When I spot a mouse in the house, my reaction is just a little manic. I hope nobody ever records it, because I don’t want it to be immortalized on YouTube for the rest of recorded human history. But here’s what it sounds like in print: “I SEE YOU! I SEE YOU, YOU LITTLE BASTARD! I’M GONNA STOMP YOU! YOU CAN RUN, BUT I’M GONNA GET YOU!” It goes on like that for pages as I scramble around, huffing and puffing until I have to stop to catch my breath. I’ve never caught a mouse this way. Really, there’s probably nobody who spends more energy on not catching mice than I do.

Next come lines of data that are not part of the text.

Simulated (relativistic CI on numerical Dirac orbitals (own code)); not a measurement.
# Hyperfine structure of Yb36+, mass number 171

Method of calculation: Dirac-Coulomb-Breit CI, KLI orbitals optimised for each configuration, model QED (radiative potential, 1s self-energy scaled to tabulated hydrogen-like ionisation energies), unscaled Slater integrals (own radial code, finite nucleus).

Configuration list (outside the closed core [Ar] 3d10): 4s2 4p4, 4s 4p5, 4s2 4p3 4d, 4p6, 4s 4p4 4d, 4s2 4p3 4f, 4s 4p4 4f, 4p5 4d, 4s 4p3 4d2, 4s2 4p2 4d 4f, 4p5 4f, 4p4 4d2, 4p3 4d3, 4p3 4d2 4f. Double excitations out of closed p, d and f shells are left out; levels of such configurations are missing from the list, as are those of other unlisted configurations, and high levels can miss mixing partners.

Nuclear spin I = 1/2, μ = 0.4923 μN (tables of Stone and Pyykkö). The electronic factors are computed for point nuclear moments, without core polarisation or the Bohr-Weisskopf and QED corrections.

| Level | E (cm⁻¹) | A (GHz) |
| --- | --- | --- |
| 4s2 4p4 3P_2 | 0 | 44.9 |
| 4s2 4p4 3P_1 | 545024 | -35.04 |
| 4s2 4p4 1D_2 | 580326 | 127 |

But if I have a cat as my wing man, then I can get things done. Boo spotted the little invader Sunday night after it tried to sneak under the stairway door into the dining room. She happened to be ambling by, headed for a bite of kibble from her bowl, which was probably what the mouse was thinking of doing, too. Boo let us know what she’d found by leaping into the air, scrambling back and forth across the floor, and finally sticking her face in the crack between the base of the oven and the linoleum, snorfling up more air than a Hoover vacuum cleaner. Subtlety is not Boo’s way.

When we went looking for the mouse to see if it was, indeed, trapped, My Darling B spotted it between the oven and the fridge before it scurried to relative safety behind the oven. So we worked out a way to catch the little vermin: I would sweep under the oven with a stick while B made sure that Boo wouldn’t wander away. Her attention span can be a little short sometimes.

But it didn’t take long to flush out the mouse. One or two quick sweeps with the stick and the mouse popped out from under the oven like it was shot, straight past Boo and through B’s feet. That’s when she squealed like a girl and jumped back three feet. I thought that was something that happened only in cartoons. Her reaction wouldn’t have surprised me more if she’d lifted the hem of her petticoat, jumped up on a chair and squeaked, Eeeek! A mouse!

The mouse made a hairpin turn to the right and I thought at first that it headed for the stairway door and the safety of the basement, but for some reason it went instead into the living room where Boo chased it back and forth across the floor like two of the Three Stooges. Whoo-woo-woo-woo! and Why I Oughta! would’ve been the perfect caption to the photo I didn’t get a chance to take, because I chased after them, making sure that the mouse couldn’t find another hiding spot. I had to move one piece of furniture away from the wall so Boo could get behind it, and twice I had to play goalie, slapping the mouse back into play with my foot when it tried to run for the hallway, but Boo did most of the work, finally pinning it down by the front door, the perfect place for me to slap a plastic tub over it. It was late and I didn’t want to keep it overnight, so I suspended our usual no-kill policy and that particular mouse went on permanent sabbatical.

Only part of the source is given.